He gave the state 30 minutes to hand the information over to a lawyer who has sought it.

Prison officials who want to execute eight inmates in an 11-day period next month had refused to release packing slips that detail how the drugs are to be used. The Associated Press has previously used the labels to identify drugmakers whose products would be used in executions against their will. The prison system has promised its suppliers anonymity.

Lawyer Steven Shults has said he wants the package inserts to ensure the inmates are put to death as humanely as possible.

Read Friday's Arkansas Democrat-Gazette for full details.

EARLIER:

LITTLE ROCK — A lawyer went to court Thursday hoping to obtain information about the three drugs Arkansas will use in an unprecedented run of executions next month, but prison officials say the material is part of a secret they must keep to protect its supplier.

Steven Shults sued the Arkansas Department of Correction last week, saying the agency is required under the law to release the drugs' packing labels. While he said disclosure could ensure that the inmates will be put to death with properly manufactured drugs, state prison officials say the drugs are pure and that Shults and others should take them at their word.

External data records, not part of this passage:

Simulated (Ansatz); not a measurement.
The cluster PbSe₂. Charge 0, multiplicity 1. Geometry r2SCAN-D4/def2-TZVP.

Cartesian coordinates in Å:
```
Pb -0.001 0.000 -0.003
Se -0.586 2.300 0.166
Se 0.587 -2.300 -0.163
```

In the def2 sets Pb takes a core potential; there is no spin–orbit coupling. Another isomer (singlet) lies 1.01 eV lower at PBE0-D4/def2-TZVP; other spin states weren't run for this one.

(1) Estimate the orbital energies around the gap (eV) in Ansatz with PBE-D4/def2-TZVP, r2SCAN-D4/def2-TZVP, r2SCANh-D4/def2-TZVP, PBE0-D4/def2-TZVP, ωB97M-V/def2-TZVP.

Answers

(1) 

Because The Associated Press used previously disclosed labels to identify manufacturers, state prison officials say they will no longer release the packing slips.

"It is not possible to redact the labels or package inserts in a manner that would ... maintain confidentiality," the state said in rejecting Shults' request for information under the state's Freedom of Information Act and Method of Execution Act.

Arkansas has scheduled eight executions for an 11-day period next month and hopes to kill eight of its longest-serving death row inmates before one of the state's lethal drugs expires April 30.

In court papers filed ahead of Thursday's hearing, Shults said state secrecy protections extend only to the seller of the drug, not the manufacturer. He said in his lawsuit that it "appears to be an attempt by the state to shield a person or entity that is selling these drugs to ADC, purportedly in direct violation of their contracts with the manufacturer's ... wishes."

In addition to keeping information about the drugs secret, the prison will not release details on its training plan, the experience level of its execution team members, the identity of potential citizen witnesses and the times that the executions will be held.